A recent Forbes article discussing the role of the individual in organizational safety against hackers quoted Commerce Professor Ryan Wright and referenced his study on the effectiveness of mindfulness when defending against cyber attacks.
“Reaching Zen in Cybersecurity,” written by Akshay Bhargava, Chief Product Officer at internet security company Malwarebytes, discusses the problematic nature of preparing for cyber attacks and references Wright’s mindfulness as an example of how awareness “in the moment” by employees can help employees “simplify in order to enable focus.”
The article referred to Wright’s study incorporating batches of test phishing emails sent to three groups, “one group trained in mindfulness techniques, one trained in traditional cue-based techniques (like suspicious subject lines, spelling, and other cues) and one control group with no training,” noting how the group educated in mindfulness performed best when finding the phishing messages.

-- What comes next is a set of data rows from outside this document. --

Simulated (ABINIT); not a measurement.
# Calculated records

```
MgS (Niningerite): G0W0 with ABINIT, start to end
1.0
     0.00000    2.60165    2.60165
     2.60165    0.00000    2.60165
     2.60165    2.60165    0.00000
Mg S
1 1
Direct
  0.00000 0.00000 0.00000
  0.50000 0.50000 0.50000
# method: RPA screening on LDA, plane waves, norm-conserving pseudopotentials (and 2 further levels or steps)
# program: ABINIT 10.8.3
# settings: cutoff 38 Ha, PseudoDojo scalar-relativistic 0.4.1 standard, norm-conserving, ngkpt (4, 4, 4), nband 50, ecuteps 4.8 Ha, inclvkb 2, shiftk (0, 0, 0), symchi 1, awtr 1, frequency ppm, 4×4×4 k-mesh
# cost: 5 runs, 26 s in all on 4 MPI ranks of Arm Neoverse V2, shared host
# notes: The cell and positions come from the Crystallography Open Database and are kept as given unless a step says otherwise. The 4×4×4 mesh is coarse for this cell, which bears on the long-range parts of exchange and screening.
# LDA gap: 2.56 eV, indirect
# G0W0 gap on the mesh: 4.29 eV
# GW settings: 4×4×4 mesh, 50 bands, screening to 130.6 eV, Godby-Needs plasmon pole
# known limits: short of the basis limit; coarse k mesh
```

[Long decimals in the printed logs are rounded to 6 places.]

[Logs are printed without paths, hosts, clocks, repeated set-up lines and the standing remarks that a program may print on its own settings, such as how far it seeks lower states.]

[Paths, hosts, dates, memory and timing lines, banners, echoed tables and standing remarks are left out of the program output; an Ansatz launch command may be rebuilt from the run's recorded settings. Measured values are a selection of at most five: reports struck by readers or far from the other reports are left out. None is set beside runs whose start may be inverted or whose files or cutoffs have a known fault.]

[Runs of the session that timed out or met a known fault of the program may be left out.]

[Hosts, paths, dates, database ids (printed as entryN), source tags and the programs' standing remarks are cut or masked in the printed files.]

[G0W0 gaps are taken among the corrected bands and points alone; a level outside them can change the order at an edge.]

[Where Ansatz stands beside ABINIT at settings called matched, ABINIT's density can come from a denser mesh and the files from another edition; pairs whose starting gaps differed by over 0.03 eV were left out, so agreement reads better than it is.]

Bhargava explains how the need to develop a culture of cybersecurity in his industry requires what he calls possessing “a zen mindset around cybersecurity for the company, for the IT department, and for every employee—especially employees because they are the weak link.”
The author underlines the point by quoting Wright’s assertion that “90% to 95% of attacks on organizations are attacks on individual people.”
Using a fable of a revered sage and a curious king, Bhargava goes on to explain that simplicity is key, as it is often provides the easiest approach for busy employees, while complex approaches often lead to an expansion of vulnerability points for hackers.